The Amateur Chemist

Image description
Image description
Image description


Extracting Dichloromethane from Paint Stripper


Dichloromethane (DCM)—or methylene chloride—is an organic compound with the formula CH2Cl2. This colorless, volatile liquid with a moderately sweet aroma is widely used as a solvent. Although it is not miscible with water, it is miscible with many organic solvents (Wikipedia).

Dichloromethane is a widely used extraction solvent. For many of the upcoming extractions on this website, I will be using dichloromethane. It can be used to extract vanillan from vanilla, cinnamaldehyde from cinnamon, and caffeine from any caffeinated drinks, to name just a few uses. It is an extremely common solvent, and it is always good to have around.

The method of extraction we are going to use is distillation. If you have a distillation setup, then great. If you don't, then you can try to distill it right out of the can. There is quite a good YouTube video on doing this you should watch. Either way, distillation is the easiest way to separate the DCM from the paint stripper. The brand I used is called "Klean Strip (KS) 3 Premium Stripper". You can get it at Walmart and quite a few hardware stores. It comes in about 1 quart containers for about $9. This brand has about 70% DCM in it, and the rest is methanol and petroleum distillates. It is quite thick, and it may be hard to get in a distillation flask, but it will work eventually. Don't get it on your hand, as it actually burns the skin for a bit.

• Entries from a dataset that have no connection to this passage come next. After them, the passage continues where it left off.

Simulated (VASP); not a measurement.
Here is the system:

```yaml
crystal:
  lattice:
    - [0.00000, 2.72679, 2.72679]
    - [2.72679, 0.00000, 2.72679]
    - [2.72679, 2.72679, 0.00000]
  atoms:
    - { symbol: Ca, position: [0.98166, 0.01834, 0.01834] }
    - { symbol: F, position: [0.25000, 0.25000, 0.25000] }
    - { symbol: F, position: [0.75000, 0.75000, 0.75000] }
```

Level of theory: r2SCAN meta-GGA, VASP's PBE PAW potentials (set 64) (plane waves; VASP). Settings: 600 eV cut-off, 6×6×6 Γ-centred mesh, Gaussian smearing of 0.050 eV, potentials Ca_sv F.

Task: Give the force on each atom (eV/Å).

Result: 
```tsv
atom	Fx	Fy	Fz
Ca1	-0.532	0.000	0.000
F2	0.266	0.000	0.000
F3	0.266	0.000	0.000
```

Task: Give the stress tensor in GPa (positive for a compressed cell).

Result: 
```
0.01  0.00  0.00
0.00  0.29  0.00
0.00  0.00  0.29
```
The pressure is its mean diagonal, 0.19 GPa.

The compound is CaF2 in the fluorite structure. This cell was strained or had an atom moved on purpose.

When you distill it, you can take everything up to around 40-45 degrees Celcius. DCM boils at 39.6 degrees Celcius. The longer you collect, the more methanol contamination you will have. Collect until you feel comfortable stopping. It is pretty cool watching a water-like liquid come out of something so thick. The polymer that makes the paint stripper thick will still be in the flask, and depending on how much you took out of it, it will be more or less "hard". I wasn't paying the best of attention :) , and I over collected and the polymer that was left became rock hard.This is very difficult to remove with most solvents including water, alcohols, acetone, acids, etc. Someone on YouTube said that kerosene works well to clean it. I didn't have any on me at the time, so I tried some other methods. I only found 1 method that worked well, but it worked very fast and was good at removing the polymer. I added some concentrated (25-30%) hydrogen peroxide to the flask first, then some sulfuric acid to that. It bubbled quite a bit, and released some smoke, so I wouldn't recommend doing it inside without a fume hood. It almost overflowed the flask with bubbles, but it completely dissolved the polymer within a minute.

There are several methods to purify this product. "mrhomescientist" on YouTube has a good video on purifying DCM. The two main contaminants that would be in it, are water and methanol. To get rid of the methanol, several rinses of water are necessary. Methanol is soluble in water, but DCM is not. Doing several rinses with water will get rid of this contamination. To get rid of the water, you need to put some kind of desiccant in it. Calcium Chloride would probably be the best. Let it dry over that for a while. Then, if you really want pure stuff, you can re-distill the DCM over Calcium Chloride. For most purposes you probably don't need to do this, but it never hurts.  Make sure you dispose of the waste properly, and enjoy your Dichloromethane.